In the culmination of a project I worked on during my Masters program at UMass with current Southern New Hampshire assistant professor Kevin Snyder, the International Journal of Sport Finance recently published our article, titled “Biased Impartiality Among National Hockey League Referees.”
The journal’s official link, which requires access, is here. For those without access, the version at SSRN is pretty accurate (link)
The article tries to measure if and at what level make-up calls exist in professional hockey. Kevin and I called this “biased impartiality,” where a contest, by ending with roughly an even number of penalty calls on each participating team, keeps fan bases happy and giving the referees the appearance of impartiality. The cost, of course, is that in game judgement’s tend to sway from one team to the other.

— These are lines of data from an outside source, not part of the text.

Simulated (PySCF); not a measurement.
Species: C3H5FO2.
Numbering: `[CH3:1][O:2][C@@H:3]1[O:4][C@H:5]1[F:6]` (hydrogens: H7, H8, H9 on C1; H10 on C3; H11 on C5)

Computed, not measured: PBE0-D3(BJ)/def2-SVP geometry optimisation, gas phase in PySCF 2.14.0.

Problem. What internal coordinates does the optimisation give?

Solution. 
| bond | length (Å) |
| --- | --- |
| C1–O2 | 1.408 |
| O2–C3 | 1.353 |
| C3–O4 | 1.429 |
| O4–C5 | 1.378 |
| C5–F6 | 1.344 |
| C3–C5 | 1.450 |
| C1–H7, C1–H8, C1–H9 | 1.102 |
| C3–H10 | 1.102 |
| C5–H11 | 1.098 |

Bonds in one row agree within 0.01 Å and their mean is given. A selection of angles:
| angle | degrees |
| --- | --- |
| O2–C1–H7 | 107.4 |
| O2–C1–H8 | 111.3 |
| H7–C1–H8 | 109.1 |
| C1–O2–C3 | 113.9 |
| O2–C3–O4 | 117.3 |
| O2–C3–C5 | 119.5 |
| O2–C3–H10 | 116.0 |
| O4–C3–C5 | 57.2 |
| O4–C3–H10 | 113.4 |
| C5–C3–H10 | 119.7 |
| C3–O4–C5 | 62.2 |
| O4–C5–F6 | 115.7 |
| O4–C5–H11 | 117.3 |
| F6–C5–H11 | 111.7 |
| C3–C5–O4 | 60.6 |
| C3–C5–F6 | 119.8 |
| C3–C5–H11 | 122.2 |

A few of my favorite points.
1) We found evidence that biased impartiality exists at the highest levels during games of higher importance – both highly attended regular season games and postseason games (in particular, game 7’s). Below lies a plot of average second period penalties per team, conditional on penalty outcomes at the end of the first period (more or less first period penalties).
In the postseason game 7’s in our sample, as an example, teams with more first period penalties finished with about half as many average second period penalties as the team with fewer first period penalties.
2) Of course, there could be several other factors (game score, most specifically) accounting for why teams with more penalties early in games end up with fewer penalties later in games. We accounted for several game and team factors to model penalty outcomes, and found that, roughly, each additional penalty in the first period of the game is worth about a 10% reduction in second period penalties.
3) Here’s my favorite part (we saved this until the article’s conclusion, and here I quote from the article):
In 25 of the 134 postseason overtime games since 2006, at least two total penalties were called. In 19 of the contests with multiple penalties (76%), the second power play was awarded to the team that was called for the first penalty. We would expect the second power play to be awarded to the opposite team 50% of the time… this sample proportion is significantly different from 0.5 (pvalue <0.01).
In other words, during the most critical portion of the most exciting NHL games – postseason OT – biased impartiality is at its peak; the team whistled for the first penalty is roughly 3 times as likely to receive the next power play.